New York: Richard Rogers has had his status reconfirmed as architect for the expansion of New York City's Javits Center.
His job was in jeopardy last month after various groups, accusing him of being an anti-Semite, demanded he quit.
Rubenstein Associates has been working with the British architect to improve relations with the city's Jewish and political communities since then.
The controversy began when UK newspaper The Independent reported that Rogers, who designed the $1.7 billion Jacob K. Javits Center renovation, hosted a meeting of a group that reportedly advocates boycotting Israel. Rogers denied supporting such a boycott.
City politicians and Jewish organizations soon demanded that Rogers be thrown off the Javits Center job.
Howard Rubenstein said Rogers called him personally in early March to help him regain standing in the community.
"He was really worried about his reputation," he told PRWeek.
Rubenstein arranged an exclusive interview for Rogers with the New York Post, which he described as an important media outlet because of its large readership in the Jewish community.
In addition to mainstream media, Rubenstein also reached out to national Jewish outlets, such as The Jewish Week and Jewish Telegraphic Agency.

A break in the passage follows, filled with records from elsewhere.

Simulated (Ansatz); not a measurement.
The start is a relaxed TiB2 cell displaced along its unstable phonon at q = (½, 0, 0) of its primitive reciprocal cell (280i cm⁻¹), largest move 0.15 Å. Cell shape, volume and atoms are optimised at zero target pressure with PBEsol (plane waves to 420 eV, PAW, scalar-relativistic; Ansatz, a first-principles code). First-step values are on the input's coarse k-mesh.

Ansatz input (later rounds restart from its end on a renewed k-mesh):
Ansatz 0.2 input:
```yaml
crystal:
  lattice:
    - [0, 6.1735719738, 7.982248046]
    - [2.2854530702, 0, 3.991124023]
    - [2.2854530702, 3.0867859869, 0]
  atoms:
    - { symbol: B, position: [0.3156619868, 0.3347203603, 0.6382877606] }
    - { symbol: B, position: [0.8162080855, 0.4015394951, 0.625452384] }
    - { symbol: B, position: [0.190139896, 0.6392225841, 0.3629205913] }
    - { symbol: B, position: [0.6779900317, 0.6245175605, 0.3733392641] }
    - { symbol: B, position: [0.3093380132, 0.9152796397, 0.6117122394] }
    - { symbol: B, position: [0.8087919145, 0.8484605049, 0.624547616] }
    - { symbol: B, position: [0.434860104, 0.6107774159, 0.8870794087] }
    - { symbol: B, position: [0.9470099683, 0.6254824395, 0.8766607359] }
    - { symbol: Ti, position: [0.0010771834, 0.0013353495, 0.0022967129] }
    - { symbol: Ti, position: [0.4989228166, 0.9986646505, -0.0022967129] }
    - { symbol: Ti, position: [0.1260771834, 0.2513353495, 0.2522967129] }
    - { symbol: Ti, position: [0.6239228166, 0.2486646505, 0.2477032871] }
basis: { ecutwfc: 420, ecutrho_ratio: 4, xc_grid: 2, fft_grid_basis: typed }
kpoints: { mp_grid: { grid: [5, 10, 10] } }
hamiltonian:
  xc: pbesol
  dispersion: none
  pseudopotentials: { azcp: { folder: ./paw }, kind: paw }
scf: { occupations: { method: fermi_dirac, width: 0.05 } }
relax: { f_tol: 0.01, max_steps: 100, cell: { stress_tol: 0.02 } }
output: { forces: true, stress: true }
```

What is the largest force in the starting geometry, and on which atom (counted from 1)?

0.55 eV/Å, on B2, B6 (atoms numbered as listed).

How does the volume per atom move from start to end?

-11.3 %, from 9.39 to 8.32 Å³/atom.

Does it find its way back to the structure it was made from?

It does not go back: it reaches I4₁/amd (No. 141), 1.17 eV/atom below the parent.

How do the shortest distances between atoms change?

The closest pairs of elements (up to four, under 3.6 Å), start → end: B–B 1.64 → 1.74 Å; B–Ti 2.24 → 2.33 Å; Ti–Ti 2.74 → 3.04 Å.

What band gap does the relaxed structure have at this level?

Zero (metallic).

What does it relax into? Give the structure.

"It was a blitz to try to tell his story," he noted. "I figured if he couldn't tell his story and have it believed, he was finished in New York."
Besides putting Rogers in touch with various leaders by phone, he helped facilitate a meeting with Rep. Anthony Weiner (D-NY), state assemblyman Sheldon Silver, and numerous leaders from Jewish organizations, such as the Council of Presidents of Major American Jewish Organizations.
After the meeting, the group determined it would withdraw its objections, but Rubenstein said he is still fielding calls from media and will work with Rogers for the next three months.